Information on nearly a quarter million Department of Homeland Security (DHS) employees was exposed as part of an “unauthorized transfer of data”, the DHS announced.
The privacy incident involved a database used by the DHS Office of the Inspector General (OIG) which was stored in the DHS OIG Case Management System.
The incident impacted approximately 247,167 current and former federal employees that were employed by DHS in 2014. The exposed Personally identifiable information (PII) of these individuals includes names, Social Security numbers, birth dates, positions, grades, and duty stations.
Individuals (both DHS employees and non-DHS employees) associated with DHS OIG investigations from 2002 through 2014 (including subjects, witnesses, and complainants) were also affected by the incident, the DHS said.
The PII associated with these individuals varies depending on the documentation and evidence collected for a given case and could include names, social security numbers, alien registration numbers, dates of birth, email addresses, phone numbers, addresses, and personal information provided in interviews with DHS OIG investigative agents.
The data breach wasn’t the result of an external attack, the DHS claims. The leaked data was found in an unauthorized copy of the DHS OIG investigative case management system that was in the possession of a former DHS OIG employee.
The data breach was discovered on May 10, 2017, as part of an ongoing criminal investigation conducted by DHS OIG and the U.S. Attorney’s Office.

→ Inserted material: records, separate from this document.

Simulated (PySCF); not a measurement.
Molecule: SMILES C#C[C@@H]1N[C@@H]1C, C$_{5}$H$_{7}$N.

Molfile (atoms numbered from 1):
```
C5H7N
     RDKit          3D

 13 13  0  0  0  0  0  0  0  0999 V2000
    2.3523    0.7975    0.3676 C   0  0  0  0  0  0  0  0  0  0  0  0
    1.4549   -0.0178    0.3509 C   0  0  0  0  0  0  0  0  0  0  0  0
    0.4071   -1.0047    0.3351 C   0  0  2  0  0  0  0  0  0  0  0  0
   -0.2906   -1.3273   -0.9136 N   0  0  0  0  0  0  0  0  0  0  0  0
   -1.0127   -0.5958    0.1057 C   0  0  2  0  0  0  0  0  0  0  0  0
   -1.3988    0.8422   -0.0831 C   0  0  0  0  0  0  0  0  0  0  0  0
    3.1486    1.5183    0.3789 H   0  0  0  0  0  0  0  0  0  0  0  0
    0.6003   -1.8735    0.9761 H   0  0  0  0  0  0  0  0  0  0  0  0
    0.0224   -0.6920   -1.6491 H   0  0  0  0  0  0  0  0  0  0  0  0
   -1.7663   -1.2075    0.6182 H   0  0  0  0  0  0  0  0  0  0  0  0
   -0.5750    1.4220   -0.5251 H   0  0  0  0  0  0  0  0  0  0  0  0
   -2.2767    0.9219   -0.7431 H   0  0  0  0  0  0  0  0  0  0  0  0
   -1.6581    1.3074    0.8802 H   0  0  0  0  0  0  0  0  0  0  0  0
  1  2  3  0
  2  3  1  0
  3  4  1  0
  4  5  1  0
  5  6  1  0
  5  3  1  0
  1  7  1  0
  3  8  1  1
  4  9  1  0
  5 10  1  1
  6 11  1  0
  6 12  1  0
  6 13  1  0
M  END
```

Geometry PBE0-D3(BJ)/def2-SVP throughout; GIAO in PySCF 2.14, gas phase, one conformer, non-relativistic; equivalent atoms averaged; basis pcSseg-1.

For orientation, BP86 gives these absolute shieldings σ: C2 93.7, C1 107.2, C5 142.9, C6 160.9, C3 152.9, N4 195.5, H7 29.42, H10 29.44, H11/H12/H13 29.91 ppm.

“The privacy incident did not stem from a cyber-attack by external actors, and the evidence indicates that affected individual’s personal information was not the primary target of the unauthorized exfiltration,” DHS explained.
The Department said that notification letters were sent to select DHS employees to inform them that they might have been impacted. DHS also says that it conducted a thorough privacy investigation, a forensic analysis of the compromised data, and assessed the risk to affected individuals before making the incident public.
Following the incident, the DHS says it is implementing additional security precautions to limit access to the type of information that was released in this incident and to better identify unusual access patterns.
“We will continue to review our systems and practices in order to better secure data. DHS OIG has also implemented a number of security precautions to further secure the DHS OIG network,” DHS notes.
Additional information for the affected individuals is available in an announcement and FAQ published on Jan 3.